Softengi Delivers Universal Data Lake EHS Vendor Publishing Service

Client: An enterprise-level EHS vendor.

Challenge: The client’s analytics process relied on Python scripts to pull data from the client’s REST API, but this setup was unstable and difficult to maintain. Frequent timeouts, massive JSON responses, and complex scripting made data syncs unreliable, while limited monitoring made failures difficult to detect and fix.

Solution: Softengi developed a direct, scheduled cloud publishing service based on the Data Lake approach to data storing and management.

What Is a Data Lake?

A data lake is a centralized storage system that holds large volumes of raw data (structured, semi-structured, and unstructured) in their original format until they are needed for analysis.

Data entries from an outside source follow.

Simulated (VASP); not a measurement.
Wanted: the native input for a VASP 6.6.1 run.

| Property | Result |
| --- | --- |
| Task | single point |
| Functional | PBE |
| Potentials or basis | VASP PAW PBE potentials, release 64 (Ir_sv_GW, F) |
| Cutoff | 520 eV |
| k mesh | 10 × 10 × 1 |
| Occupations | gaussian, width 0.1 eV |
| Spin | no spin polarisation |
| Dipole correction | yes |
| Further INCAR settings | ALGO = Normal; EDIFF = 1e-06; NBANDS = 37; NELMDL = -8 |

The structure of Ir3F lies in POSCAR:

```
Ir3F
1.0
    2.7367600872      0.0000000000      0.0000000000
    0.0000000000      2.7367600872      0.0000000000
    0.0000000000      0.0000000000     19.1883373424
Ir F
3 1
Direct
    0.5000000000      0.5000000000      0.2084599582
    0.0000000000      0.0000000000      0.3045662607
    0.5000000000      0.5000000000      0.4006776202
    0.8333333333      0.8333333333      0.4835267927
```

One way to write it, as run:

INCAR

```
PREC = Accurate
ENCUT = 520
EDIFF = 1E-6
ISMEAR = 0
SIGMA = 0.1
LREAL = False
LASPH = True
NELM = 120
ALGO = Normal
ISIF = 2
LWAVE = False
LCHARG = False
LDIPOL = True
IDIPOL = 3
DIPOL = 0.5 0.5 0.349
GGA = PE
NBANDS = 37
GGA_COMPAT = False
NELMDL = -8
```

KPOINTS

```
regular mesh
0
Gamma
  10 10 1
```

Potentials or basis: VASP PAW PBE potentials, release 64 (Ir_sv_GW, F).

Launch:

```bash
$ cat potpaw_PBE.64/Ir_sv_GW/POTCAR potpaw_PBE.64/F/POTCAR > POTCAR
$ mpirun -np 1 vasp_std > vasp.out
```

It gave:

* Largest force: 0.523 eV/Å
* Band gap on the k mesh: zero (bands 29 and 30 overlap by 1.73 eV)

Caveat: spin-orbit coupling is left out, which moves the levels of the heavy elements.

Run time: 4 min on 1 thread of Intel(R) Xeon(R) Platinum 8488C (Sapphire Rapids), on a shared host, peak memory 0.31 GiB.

Traditional systems, such as databases or data warehouses, require structuring data before storing it, a process known as schema-on-write. A data lake employs the schema-on-read approach, which involves storing information as-is and determining its structure or interpretation when it is used.

A data lake represents a modern approach to storing and managing data, particularly for large-scale data and AI applications where flexibility and scalability are crucial.

Structure: A data lake holds all types of information, including spreadsheets, sensor data, images, videos, and logs, without requiring prior organization.
Flexibility: Data can be processed, cleaned, and analyzed later for purposes such as analytics, machine learning, or reporting.
Scalability: Data lakes are typically built on scalable storage systems, such as Amazon S3, Azure Data Lake Storage, or Google Cloud Storage, enabling them to handle petabytes of data.
Accessibility: Teams, including data scientists, analysts, and engineers, can access the same data for multiple use cases.

A data lake is like a massive digital reservoir where all of an organization’s data flows in and stays available for exploration and analysis later, without needing to decide in advance how it will be used.

Problem: Unreliable and Complex Data Flow

The client’s existing data flow for analytics relied on Python scripts running on their side to call our Rest API. This setup was plagued by several issues that made it unreliable and difficult to maintain:

Timeouts and Failures: Connections and SQL queries frequently timed out, especially when handling the large responses required for analytical purposes.
Large Data Size: The API calls returned data in JSON format, which is relatively large (approximately 10 times larger than Parquet).
Complex Maintenance: The client had to manage Python scripting, handle complex incrementing logic, and manually deal with failed or timed-out calls.
Poor Monitoring: The large data transfer calls were hard for our team to monitor, making it challenging to verify sync health or restart failed syncs.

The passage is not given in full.